Stones in Their Pockets – part 2

(continued)...

On the way back home Phyllis announced that she would like to visit her cousin in Spiddal. She had procrastinated about meeting her for some time but now as we were approaching Spiddal the time presented itself and we stopped and asked for the address in the local shop where she used to work. The assistant explained how to get to the house just off the main road.

I parked up a narrow boreen on a patch of gravel and walked back to the house we had identified from the directions. A big man in a peaked cap was sitting attaching hooks to a fishing line in his garden outside an open garage door. I asked if I had the right house and he seemed suspicious at first, ‘Who wants to know?’ he asked just as a woman came out of the shadows of the garage door. She was the image of Phyllis so I just said, ‘I have your wife’s cousin with me’. Phyllis appeared behind me nervously holding Jack’s hand for support. It took a while because they were only girls not grown women when they had last met but the penny soon dropped and I left them to it. Phyllis arranged to come back and stay the night later in the week.

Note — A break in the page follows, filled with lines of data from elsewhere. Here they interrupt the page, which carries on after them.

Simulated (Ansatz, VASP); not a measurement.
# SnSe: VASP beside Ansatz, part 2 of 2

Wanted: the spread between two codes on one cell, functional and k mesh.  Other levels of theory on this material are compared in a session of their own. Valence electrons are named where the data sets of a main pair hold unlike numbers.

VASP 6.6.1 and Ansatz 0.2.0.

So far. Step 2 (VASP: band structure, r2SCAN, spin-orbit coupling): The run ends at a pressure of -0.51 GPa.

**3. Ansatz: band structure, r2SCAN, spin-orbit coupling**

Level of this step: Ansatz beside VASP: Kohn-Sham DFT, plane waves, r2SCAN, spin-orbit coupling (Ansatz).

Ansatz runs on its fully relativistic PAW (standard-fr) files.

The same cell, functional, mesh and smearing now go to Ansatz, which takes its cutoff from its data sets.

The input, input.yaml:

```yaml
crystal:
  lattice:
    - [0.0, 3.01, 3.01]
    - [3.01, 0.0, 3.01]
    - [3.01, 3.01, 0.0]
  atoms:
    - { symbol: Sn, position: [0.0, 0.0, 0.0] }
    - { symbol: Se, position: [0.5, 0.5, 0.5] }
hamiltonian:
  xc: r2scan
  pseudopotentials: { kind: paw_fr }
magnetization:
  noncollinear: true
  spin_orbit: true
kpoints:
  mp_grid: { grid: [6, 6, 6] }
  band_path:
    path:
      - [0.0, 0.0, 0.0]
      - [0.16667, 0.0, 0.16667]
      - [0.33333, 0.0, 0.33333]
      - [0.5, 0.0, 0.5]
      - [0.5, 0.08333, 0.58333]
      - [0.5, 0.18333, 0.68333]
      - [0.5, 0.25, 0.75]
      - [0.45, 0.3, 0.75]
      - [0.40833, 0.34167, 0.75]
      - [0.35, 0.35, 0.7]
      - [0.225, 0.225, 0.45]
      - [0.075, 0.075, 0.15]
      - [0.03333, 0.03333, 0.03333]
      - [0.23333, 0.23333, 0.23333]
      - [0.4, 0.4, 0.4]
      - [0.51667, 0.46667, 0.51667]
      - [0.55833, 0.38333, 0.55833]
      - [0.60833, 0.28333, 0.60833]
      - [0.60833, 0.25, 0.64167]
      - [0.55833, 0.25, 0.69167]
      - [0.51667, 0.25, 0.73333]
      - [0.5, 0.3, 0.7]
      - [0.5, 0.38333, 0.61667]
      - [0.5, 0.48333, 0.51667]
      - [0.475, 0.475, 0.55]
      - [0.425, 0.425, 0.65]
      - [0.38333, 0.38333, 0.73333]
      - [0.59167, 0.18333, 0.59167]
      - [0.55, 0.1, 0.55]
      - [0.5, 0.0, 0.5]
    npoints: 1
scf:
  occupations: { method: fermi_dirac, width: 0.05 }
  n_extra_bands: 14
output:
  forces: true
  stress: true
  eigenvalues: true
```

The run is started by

Some of the returners had set off with plans of visiting family but lost the will or motivation somewhere along the road. Paddy’s mother is 86 but he had seen her last year with us and decided that you can see too much of a person. TV Mick said it was raining too hard the day before to risk travelling with John to Ennis to see his sister and Denis made all sorts of excuses not to visit his family before John took the initiative and drove him to Moycullen and dropped him off outside his sister’s door. It was what he wanted deep down and he had a great homecoming. It was a different story for Mairead, her husband had died a year ago and she had in-laws all over the Lettermore. John drove her out to the last house at the end of the last island to see her husband’s brother’s family and picked her up the next day. Later in the week we dropped her out to another in-law further back the road and picked her up again a day later. She was fractious and difficult for the rest of the week she spent with us and her brother’s sister came out to see her towards the end of the week and made every excuse not to bring her home with her.

When we had originally booked the holiday cottages I thought they were nearer to Clifden and told everyone that Clifden was our destination for shorthand. As it tuned out Clifden was about 40 miles away over a couple of mountain ranges so it seemed only fair to visit the town. It’s simple enough to get to Clifden but it seems to take a long time to get there. We parked up in the town and went for lunch to the Allcock and Brown Hotel named after the first pilots to cross the Atlantic and who landed near to here. It is also the location for the first transatlantic cable, so Clifden is a very important town in US/Irish history. As we were waiting for our sandwiches and tea to arrive some of the lads were outside smoking and Charlie stuck her head around the door, ‘you’ll never guess whose here’. Outside in the street some of the men were talking to a very ruddy faced man and a tanned looking woman, Padraic and Sheila, two clients of Aisling from years ago. Epiphany number two.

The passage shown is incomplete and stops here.